Balun self resonanse frequency

[Zander_ua]

Hello everyone!
I've the following problem: I use balun for the single ended-to-differential transformation, but the self resonanse frequency of the primary winding is almost at my working frequency- 7.75GHz(working - 7.7GHz). Can I use such transformer? Someone says, that normally recommended to use inductor or transformer no higher than 3/4 of its self-resonanse frequency.. - why is that (is the constant inductance value plays here the main role)? Can you suggest me some literature were its explained?

Thank you!

 

[psmon]

The Balun self resonance freq. is too low for your freq. In inductor/transformer design, you want to push the self res. freq as high as possible so that you have margin for simulation inaccuracies... also you don't want your inductor becoming a capacitor !!

 

[shwoo]

Windings or inductors do not work at 7GHz. I think tapered transition
might be a choice. Merchand balun may be too small to work properly
depending on your substrate.
S.H.

 

[Zander_ua]

... also you don't want your inductor becoming a capacitor !!

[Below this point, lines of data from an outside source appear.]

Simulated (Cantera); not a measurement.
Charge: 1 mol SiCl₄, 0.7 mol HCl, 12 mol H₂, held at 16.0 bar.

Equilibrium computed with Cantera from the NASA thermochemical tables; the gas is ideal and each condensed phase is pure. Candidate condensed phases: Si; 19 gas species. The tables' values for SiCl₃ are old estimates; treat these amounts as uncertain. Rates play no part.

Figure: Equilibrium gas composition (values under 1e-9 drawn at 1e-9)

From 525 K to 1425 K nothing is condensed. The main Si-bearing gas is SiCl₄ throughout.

True, but anyway together with parallel capacitor I force resonanse on my working frequency, so just on the line of the inductor/capacitor behaviour. Inductance variation +/- 0.2nH is acceptable. Problem is, who ever I asked, my colleagues, says that they wouldn't recommed to use it on self resonant frequency - but nobody! can't explain why(mathematically or this some other basis)??

Added after 3 minutes:

Windings or inductors do not work at 7GHz. I think tapered transition
might be a choice. Merchand balun may be too small to work properly
depending on your substrate.
S.H.

I'm making MMIC receiver - completly integrated. On chip windings and inductors wokrs, just the values no higher than 10..15nH.

 

[gszczesz]

When you're close to self resonance, that means that parasitic capacitance, either substrate or winding-to-winding, is causing a resonance. If the Q is high, then resonance can be very narrow band! You therefore can't tune both matching and single-ended to differential convertion over a wide-band.

Lets consider the sources of capacitance. Substrate and winding capacitance is distributed over the entire length of the inductor. The closer you are to resonance, the more important it is that you model the distributed nature of that capacitance.

For substrate capacitance, you need to model the distributed substrate below the inductor accuratlly in order to get a correct response. Your primary source of variance will be the inductor to substrate height variation, or the oxide variation. Simulate your inductor for the extremes of the process, and extract the S-parameter repsonse using tools suchs as momentum.

Next is winding-to-winding capacitance. This capacitance generally doesn't vary as much because the spacing rules are generally better controlled then say the oxide thickness (as a percent of tottal). Use momentum again and consider the wrost-case width's of the metal (dl variations).

Lastly is your load impedance variation. The closer to resonance you are, the more sensitive the matching and single-to-differential convertion is.

If you take all these into account and simulate it and it still meets your requirements, then you are o.k. Typically though, the oxide variation is approx +/-10%, the substrate modelling is too difficult to guarantee and accurate result and the load variation is too high to operate close to resonance.

Greg